For the second I am sure you will find synonyms that are ASCII only.

The only other reason that I can see for non-ASCII signs in our docs is
for demonstrating collations.

Susanne

--
Susanne Ebrecht - 2ndQuadrant
PostgreSQL Development, 24x7 Support, Training and Services
www.2ndQuadrant.com

#6Alvaro Herrera
alvherre@2ndquadrant.com
In reply to: Susanne Ebrecht (#5)
Re: non-ASCII characters in SGML documentation (and elsewhere)

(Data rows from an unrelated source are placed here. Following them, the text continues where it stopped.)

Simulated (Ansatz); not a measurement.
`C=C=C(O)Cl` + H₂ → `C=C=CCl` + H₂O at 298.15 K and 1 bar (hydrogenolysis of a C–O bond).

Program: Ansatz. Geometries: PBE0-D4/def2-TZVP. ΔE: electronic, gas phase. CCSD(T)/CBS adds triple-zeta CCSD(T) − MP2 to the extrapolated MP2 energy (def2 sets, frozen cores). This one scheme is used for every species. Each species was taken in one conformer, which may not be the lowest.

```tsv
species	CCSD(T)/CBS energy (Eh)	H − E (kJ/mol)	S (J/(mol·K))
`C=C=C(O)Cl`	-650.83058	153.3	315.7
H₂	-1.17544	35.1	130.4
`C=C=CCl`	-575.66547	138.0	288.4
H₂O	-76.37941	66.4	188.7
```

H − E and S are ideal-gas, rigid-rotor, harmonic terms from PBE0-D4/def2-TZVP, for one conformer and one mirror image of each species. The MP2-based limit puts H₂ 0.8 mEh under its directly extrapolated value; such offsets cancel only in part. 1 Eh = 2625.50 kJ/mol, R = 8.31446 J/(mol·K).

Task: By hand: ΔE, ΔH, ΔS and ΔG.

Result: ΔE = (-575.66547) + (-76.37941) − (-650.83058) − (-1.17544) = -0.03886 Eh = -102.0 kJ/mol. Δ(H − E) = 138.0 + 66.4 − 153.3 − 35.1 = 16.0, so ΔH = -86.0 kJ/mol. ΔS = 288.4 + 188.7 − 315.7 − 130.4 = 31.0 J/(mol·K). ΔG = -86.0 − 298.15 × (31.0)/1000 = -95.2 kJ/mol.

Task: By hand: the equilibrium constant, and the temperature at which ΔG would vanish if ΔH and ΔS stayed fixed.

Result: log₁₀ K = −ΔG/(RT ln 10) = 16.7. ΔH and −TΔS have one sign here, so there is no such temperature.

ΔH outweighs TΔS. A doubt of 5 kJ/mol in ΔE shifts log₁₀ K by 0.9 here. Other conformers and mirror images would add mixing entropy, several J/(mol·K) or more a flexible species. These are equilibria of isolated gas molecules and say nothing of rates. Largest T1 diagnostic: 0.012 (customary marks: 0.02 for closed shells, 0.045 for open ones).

Excerpts from Susanne Ebrecht's message of vie may 20 09:04:26 -0400 2011:

On 20.05.2011 13:56, Tom Lane wrote:

* Should we allow non-ASCII characters in general source files?

Prefer "no" here.

I only see two reasons for non-ASCII signs in English.
Either it is a foreign name of e.g. a person
or it is a word that English took from French like in déjà vu.

I'd like my name accented in the release notes, thanks.

--
Álvaro Herrera <alvherre@commandprompt.com>
The PostgreSQL Company - Command Prompt, Inc.
PostgreSQL Replication, Consulting, Custom Development, 24x7 support

#7Peter Eisentraut
peter_e@gmx.net
In reply to: Tom Lane (#3)
Re: non-ASCII characters in SGML documentation (and elsewhere)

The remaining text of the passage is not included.